Monday, January 22, 2007

Clubs

A guy on safari is hacking his way through the jungle when he comes across a clearing and sees a dead elephant and a 3ft 6 inch pygmy standing next, to it looking really pleased with himself. The guy asks him if he has killed the elephant to which the pygmy replies 'yes',

the guy then asks him how he killed it to which the pygmy replies 'with my club'.

The guy then asks him how big his club is to which the pygmy replies

'well there are 120 of us in it'.

The Corporate ladder

A corporation is like a tree full of monkeys... all on different limbs... at different levels...some climbing up, and some getting knocked off of the top.

The monkeys on the top look down and see a tree full of smiling faces.

The monkeys on the bottom look up and see nothing but assholes

Friday, January 19, 2007

The Mime

One day an out of work mime is visiting the zoo and attempts to earn some money as a street performer.

Unfortunately, as soon as he starts to draw a crowd, a zoo keeper grabs him and drags him into his office.

The zoo-keeper explains to the mime that the zoo's most popular attraction, a gorilla, has died suddenly and the keeper fears that attendance at the zoo will fall off.

He offers the mime a job to dress up as the gorilla until they can get another one.

The mime accepts. So the next morning the mime puts on the gorilla suit and enters the cage before crowd comes.

He discovers that it's a great job. He can sleep all he wants, play and make fun of people and he draws bigger crowds than he ever did as a mime.

However, eventually the crowds tire of him and he tires of just swinging on tires.

He begins to notice that the people are paying more attention to the lion in the cage next to his. Not wanting to lose the attention of his audience, he climbs to the top of his cage, crawls across a partition, and dangles from the top to the lion's cage. Of course, this makes the lion furious, but the crowd loves it.

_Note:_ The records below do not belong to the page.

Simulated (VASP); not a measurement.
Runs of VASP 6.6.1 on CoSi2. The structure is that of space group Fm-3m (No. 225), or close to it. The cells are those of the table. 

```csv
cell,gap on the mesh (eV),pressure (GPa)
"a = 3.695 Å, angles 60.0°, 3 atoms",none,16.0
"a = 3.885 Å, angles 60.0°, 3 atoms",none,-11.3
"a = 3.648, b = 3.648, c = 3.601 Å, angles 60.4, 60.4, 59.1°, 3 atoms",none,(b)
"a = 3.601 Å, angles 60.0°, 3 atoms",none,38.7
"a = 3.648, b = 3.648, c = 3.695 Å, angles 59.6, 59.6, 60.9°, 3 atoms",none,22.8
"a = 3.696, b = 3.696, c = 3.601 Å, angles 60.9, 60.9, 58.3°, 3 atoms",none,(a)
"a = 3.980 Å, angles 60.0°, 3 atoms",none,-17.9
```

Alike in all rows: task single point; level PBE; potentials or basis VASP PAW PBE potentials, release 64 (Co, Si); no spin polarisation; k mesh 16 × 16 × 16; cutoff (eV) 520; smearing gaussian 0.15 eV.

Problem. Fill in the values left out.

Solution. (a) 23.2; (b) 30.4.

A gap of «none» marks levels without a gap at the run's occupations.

At the end of the day the zoo-keeper comes and gives the mime a raise for being such a good attraction.

Well, this goes on for some time, the mime keeps taunting the lion, the crowds grow larger, and his salary keeps going up. Then one terrible day when he is dangling over the furious lion, he slips and falls.

The mime is terrified. The lion gathers itself and prepares to pounce.

The mime is so scared that he begins to run round and round the cage with the lion close behind. Finally, the mime starts screaming and yelling, "Help, Help me!" but the lion is quick and pounces.

The mime soon finds himself flat on his back looking up at the angry lion and the lion says,

"Shut up you idiot! Do you want to get us both fired?"

top

Thursday, January 18, 2007

The Meaning Of Life

A nun and a priest are riding a camel through the desert. After a few days the camel falls over dead.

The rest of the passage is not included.